House Speaker Nancy Pelosi accused Republicans of attempting to roll back the clock for American women by curtailing access to birth control, but declared "we are not going back."
"This is their moment. Clarence Thomas has made that clear, right down to the fundamentals of privacy they want to erase," Pelosi said of Republicans. "With this passage, Democrats will make clear we will never quit in the fight against the outrageous right-wing assault on freedom."
The White House supported passage of the plan to protect the right to contraception and said in a statement that access to birth control is "essential to ensuring all people have control over personal decisions about their own health, lives, and families."
Together with a pair of bills that aim to ensure abortion access, which passed the House last week, and a measure that protects same-sex and interracial marriages, the proposal involving access to contraceptive services is Democrats' rejoinder to the Supreme Court's decision last month to overturn Roe v. Wade, which legalized abortion nationwide.
Five conservative justices, including the three members appointed by former President Donald Trump, voted to strike down the near 50-year-old precedent, heightening fears that other court-recognized rights, including same-sex marriage and contraception, could face similar fates.
While Justice Samuel Alito wrote for the majority that "nothing in this opinion should be understood to cast doubt on precedents that do not concern abortion," Justice Clarence Thomas wrote a separate concurring opinion urging his colleagues to reconsider landmark decisions that recognized rights regarding contraception and same-sex relationships.
No other justice joined Thomas, but his opinion, coupled with decisions this term from the court's conservative majority involving the environment, religion, guns and abortion, has prompted Democrats to push back legislatively.
"This rallying call by Justice Thomas and the actions of extremist Republican legislators are about one thing: Control," said Manning, the North Carolina Democrat. "These extremists are working to take away the rights of women, to take away our right to decide when to have children, to take away our right to control our own lives and our own bodies, and we will not let this happen."

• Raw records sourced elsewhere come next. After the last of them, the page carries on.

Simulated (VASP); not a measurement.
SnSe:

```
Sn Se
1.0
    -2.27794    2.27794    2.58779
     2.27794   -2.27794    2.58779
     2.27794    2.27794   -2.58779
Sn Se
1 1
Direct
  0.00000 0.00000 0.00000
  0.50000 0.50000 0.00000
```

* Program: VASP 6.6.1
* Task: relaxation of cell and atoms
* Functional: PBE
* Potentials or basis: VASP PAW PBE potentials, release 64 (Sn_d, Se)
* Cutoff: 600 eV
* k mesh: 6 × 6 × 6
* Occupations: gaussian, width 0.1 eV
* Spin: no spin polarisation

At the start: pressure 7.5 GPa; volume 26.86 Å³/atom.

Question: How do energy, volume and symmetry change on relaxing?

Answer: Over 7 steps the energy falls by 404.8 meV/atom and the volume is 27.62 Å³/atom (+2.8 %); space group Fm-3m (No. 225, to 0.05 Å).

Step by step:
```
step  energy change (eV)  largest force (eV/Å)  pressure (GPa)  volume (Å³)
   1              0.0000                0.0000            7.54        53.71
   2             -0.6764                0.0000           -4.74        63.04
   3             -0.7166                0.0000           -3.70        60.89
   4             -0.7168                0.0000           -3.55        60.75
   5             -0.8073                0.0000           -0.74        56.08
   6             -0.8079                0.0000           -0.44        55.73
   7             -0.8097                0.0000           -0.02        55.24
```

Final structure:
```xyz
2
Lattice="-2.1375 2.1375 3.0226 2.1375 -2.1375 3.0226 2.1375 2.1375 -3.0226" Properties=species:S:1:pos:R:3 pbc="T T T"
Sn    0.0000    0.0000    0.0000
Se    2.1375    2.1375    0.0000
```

The House on Tuesday overwhelmingly passed a bill called the Respect for Marriage Act that would protect marriage equality by repealing the Defense of Marriage Act and providing federal protections for same-sex and interracial couples. While the Supreme Court struck down sections of the Clinton-era law with a pair of decisions involving same-sex marriage, it has remained on the books.
The marriage equality legislation passed with support from all House Democrats and 47 Republicans, including Reps. Elise Stefanik of New York, the No. 3 House Republican, and Tom Emmer of Minnesota, chairman of the National Republican Congressional Committee.
Like the measure protecting access to contraceptive services, it's unclear whether the marriage equality bill can win the Republican support needed to overcome a filibuster in the Senate. Senate Minority Leader Mitch McConnell declined to say Tuesday whether he plans to support the Respect for Marriage Act, but a growing number of Republicans have signaled plans to vote in favor. Sen. Rob Portman of Ohio is co-sponsoring the Senate's version of the measure, his office said, and Sen. Thom Tillis of North Carolina said he "probably will" vote to enshrine the right to same-sex marriage into federal law. Republican Sens. Susan Collins of Maine and Lisa Murkowski of Alaska have also said they favor protecting marriage equality.
Senate Majority Leader Chuck Schumer said Wednesday he wants to bring the bill to the floor and has spoken with Sen. Tammy Baldwin, a Democrat from Wisconsin, about gauging Republicans' support.